Bad things can happen when an agency (like the Education Department) throws caution to the wind and imposes rules based on misleading claims by National Public Radio, rather than facts and evidence.
When federal agencies impose new obligations on institutions, they are required by the Administrative Procedure Act to first give the public notice of their proposed rule, and an opportunity to comment on it. That enables people to point out legal or factual mistakes that may have led to the agency’s proposed rules.
But under the Obama administration, the Education Department has ignored these requirements. In “Dear Colleague” letters and “guidance” documents issued without any prior notice or comment, it has imposed on colleges a series of detailed, prescriptive, and controversial rules for responding to allegations of sexual harassment or assault—rules very much at odds with the deferential tenor of the Supreme Court’s Gebser and Davis decisions.

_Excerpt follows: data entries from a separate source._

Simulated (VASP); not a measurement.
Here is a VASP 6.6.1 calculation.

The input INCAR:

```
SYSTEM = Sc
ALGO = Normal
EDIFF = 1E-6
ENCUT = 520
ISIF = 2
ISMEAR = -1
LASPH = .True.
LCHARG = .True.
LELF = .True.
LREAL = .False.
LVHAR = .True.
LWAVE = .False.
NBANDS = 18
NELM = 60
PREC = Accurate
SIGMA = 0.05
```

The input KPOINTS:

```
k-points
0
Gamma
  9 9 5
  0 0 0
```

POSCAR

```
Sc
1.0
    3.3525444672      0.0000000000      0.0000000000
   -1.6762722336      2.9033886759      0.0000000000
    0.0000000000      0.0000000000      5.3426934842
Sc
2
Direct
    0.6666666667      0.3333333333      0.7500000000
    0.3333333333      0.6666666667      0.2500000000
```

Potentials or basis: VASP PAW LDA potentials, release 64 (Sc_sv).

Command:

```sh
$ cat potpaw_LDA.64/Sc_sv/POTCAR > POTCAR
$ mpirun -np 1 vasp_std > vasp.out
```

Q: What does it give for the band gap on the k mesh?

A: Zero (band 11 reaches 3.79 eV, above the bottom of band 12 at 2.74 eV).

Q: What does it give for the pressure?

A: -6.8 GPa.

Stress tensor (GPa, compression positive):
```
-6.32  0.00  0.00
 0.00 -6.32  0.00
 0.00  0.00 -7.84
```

Those rules include procedures, time tables, and evidence rules that sharply contrast with those previously used by many colleges for all categories of offenses. This has pressured colleges to create a costly, specialized bureaucracy on campus to handle sexual offenses, rather than using one disciplinary system for all offenses.
In recent investigations, the Education Department has interpreted this “guidance” as mandating “interim measures” against accused students who have yet to be found guilty of anything, and as restricting certain evidence of innocence that would be permitted in court, as law professor David Bernstein noted at the in the Volokh Conspiracy, and I describe in the Daily Caller.
This unfair micro-management of college discipline has led to a series of costly lawsuits against colleges by students claiming they were unfairly expelled as a result. For example, in Wells v. Xavier University (2014), a judge allowed a student’s lawsuit claiming the college used unfair procedures to expel him to appease the Education Department’s Office for Civil Rights, where I used to work.
But it now appears that the Education Department’s rules micromanaging college discipline were precipitated by a deceptive National Public Radio (NPR) report about the University of Wisconsin’s purported mishandling of a sexual assault claim. That report, jointly produced with the Center for Public Integrity, made statistical claims that would later be debunked, and ignored evidence of accused students’ innocence that any judge—female or male, liberal or conservative—would take seriously, and would be admissible in any sexual assault prosecution in America. (See, e.g., State v. Garron (2003).) And yet, Bill Buzenberg, outgoing President of the Center for Public Integrity, was recently able to boast that this coverage of “campus sexual assaults in 2009-10, has led to new U.S. Department of Education regulations and changed procedures at universities nationwide ever since.”
A commentary last Friday in the The Daily Beast by the American Enterprise Institute’s Christina Hoff Sommers describes the litany of misleading claims in NPR’s horribly slanted “investigative reporting series” entitled “Sexual Assault on Campus: A Frustrating Search for Justice.”
The Education Department’s rules might be fairer and better if the Education Department had taken its time and provided the legally-required notice and the opportunity for comment, rather than just issuing them out of the blue.
The complainant in that case, Laura Dunn, now sits on the White House Task Force on Sexual Assault (which in January 2014 advocated excluding certain kinds of evidence of innocence), even though her allegations have proven to be internally inconsistent and contradictory, and were apparently found to be unsubstantiated back in 2008 by career staff at the Office for Civil Rights.
Rather than waiting for the legally-required “notice and comment,” the Education Department hastily released new rules regulating colleges in a “Dear Colleague” letter on April 4, 2011, to coincide with a White House PR event on that date featuring Vice President Biden, an event set on the anniversary of the complainant’s alleged assault. As Dunn would tell the Christian Science Monitor, that event “was my justice.”
Those rules ordered the nation’s colleges to stop using a clear-and-convincing standard of evidence, even though a Yale Law Journal article once observed that “Courts, universities and student defendants all seem to agree that the appropriate standard of proof in student disciplinary cases is one of ‘clear and convincing’ evidence.”
The White House Task Force and the Education Department have also sought to undermine due process by restricting cross-examination even when it is needed and a college would like to permit it. The White House Task Force Report declares that “the parties should not be allowed to personally cross-examine each other.” Less sweepingly, the Education Department’s guidance says (p. 31): “OCR strongly discourages a school from allowing the parties to personally question or cross-examine each other.” This ignores the fact that the Supreme Court calls cross-examination the “greatest legal engine ever invented for the discovery of truth.” (See Lilly v. Virginia (1999)). In a handful of campus sexual assault cases, such as Donohue v. Baker (1997), judges have ruled that cross-examination was necessary in a college proceeding to test the credibility of the accuser.